Summer now and there’s a lot more to do.
I’ve read some books, a few by Joseph Campbell on mythology, some about the Tibetan yoga of death and dying and dreams. I am just about to finish a manual on how to access the Akashic Records: I had heard about the technique back in Cairo in the millennium when I was actively teaching in Egypt. And then there’s Susan Brind Marrow’s impressive “The Dawning Moon of the Mind: Unlocking The Pyramid Texts” that I read and re-read. I had been to Saqqara but I did not know the texts existed. The hieroglyphs in the Djoser step pyramid have been translated before, but this is the first version that I read. Ms Morrow has studied ancient hieroglyphs for decades, since she was a 16-year old freshman at Columbia U. She is also a poet and familiar with imagery and several languages language. There’s a lot more to study but with failing eyes, I’ve tried to avoid reading and instead watched DVDs of lectures about Buddhism and how Christ became God (on Great Teachings).
I’ve also been trying to write the blog and editing a collection of essays (my first) and poems (my second) for publication. I don’t know how important books are to people nowadays. There was a time when printed matter on paper – books and magazines – was the main medium of communication. Further back there were the tablets and steles, and bamboo and silk and papyrus. But today, there is the internet with its e-books, social network, live streaming, e-mails and ezines and of course CDs and DVDs. At the same time, we cannot escape from putting words, voice or writing, together to perpetuate our thoughts. An ancient Egyptian papyrus mentioned by Ms Morrow * said that our true heirs are the books we write: ultimately pages, not our children, carry our legacies. (I like the image of a pen as the bridge between author and paper and writing itself as the act of transmission. ) In a real sense, students are likewise the beneficiaries of our treasures, our learning and, well, wisdom: priceless lessons from the mouth of the teacher to the ears of the disciples.

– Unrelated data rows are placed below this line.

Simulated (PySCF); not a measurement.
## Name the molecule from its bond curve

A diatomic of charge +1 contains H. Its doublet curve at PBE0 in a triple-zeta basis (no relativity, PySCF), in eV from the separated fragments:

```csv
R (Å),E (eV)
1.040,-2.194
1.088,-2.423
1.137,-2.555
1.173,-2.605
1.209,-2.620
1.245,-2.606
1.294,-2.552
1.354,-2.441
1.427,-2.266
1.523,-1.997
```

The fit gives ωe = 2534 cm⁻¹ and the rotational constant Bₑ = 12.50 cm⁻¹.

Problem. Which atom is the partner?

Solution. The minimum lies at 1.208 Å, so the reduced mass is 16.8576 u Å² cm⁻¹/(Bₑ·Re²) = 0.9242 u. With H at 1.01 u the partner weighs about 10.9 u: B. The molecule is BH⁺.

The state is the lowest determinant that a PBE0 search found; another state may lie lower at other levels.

I was in the Philippines and Vietnam last February. A week with family in an island in Bohol to join my son Norman on his 50th birthday for some eco-tourism – eavesdropping on fireflies mating on a full moon in the mangrove swamp, learning about the habits of butterflies (the females don’t devour their mates after sex, said the irrepressible guide), sneaking up in the forest to take photos of the sleeping tarsiers (the smallest monkeys in the world), wandering the Chocolate Hills an hour away. Then a few days in Hanoi to see Halong Bay to fulfill my partner’s dream of seeing this natural fantasy before it gets too polluted to appreciate. On our arrival we learned that Vietnam was commemorating the 50th anniversary of the massacre at My Lai where 504 unarmed elderly men, women and children were killed (the young men were out working in the field at the time) on March 16, 1968. Pham, the tour guide, took me to the War Museum in Hanoi where, in the shadow of the wreckage of a B-52, she told me about the time when women who gave birth to disabled babies were ostracized because they were thought to have dealt with witchcraft until it was discovered that they were exposed to the herbicide Agent Orange. Pham also said that even now, there are people dying from the millions of bombs and mines dropped on the countryside during the American war. As she spoke, she tried to suppress her grief and anger — and tears — but it was difficult, even for a Buddhist like her. “Why do human beings do that to other human beings?” she asked. As we walked away from the bombs, planes and tanks in the open museum, I told her that in the Philippines, Filipinos were massacred too during the Philippine-American War. “When was that?” she asked. “In 1902,” I said, thinking of the village I visited on the island of Eastern Samar where General Smith ordered US soldiers to kill every male over 10 years old. For a long while, we were both quiet, two survivors of two different wars and two different countries.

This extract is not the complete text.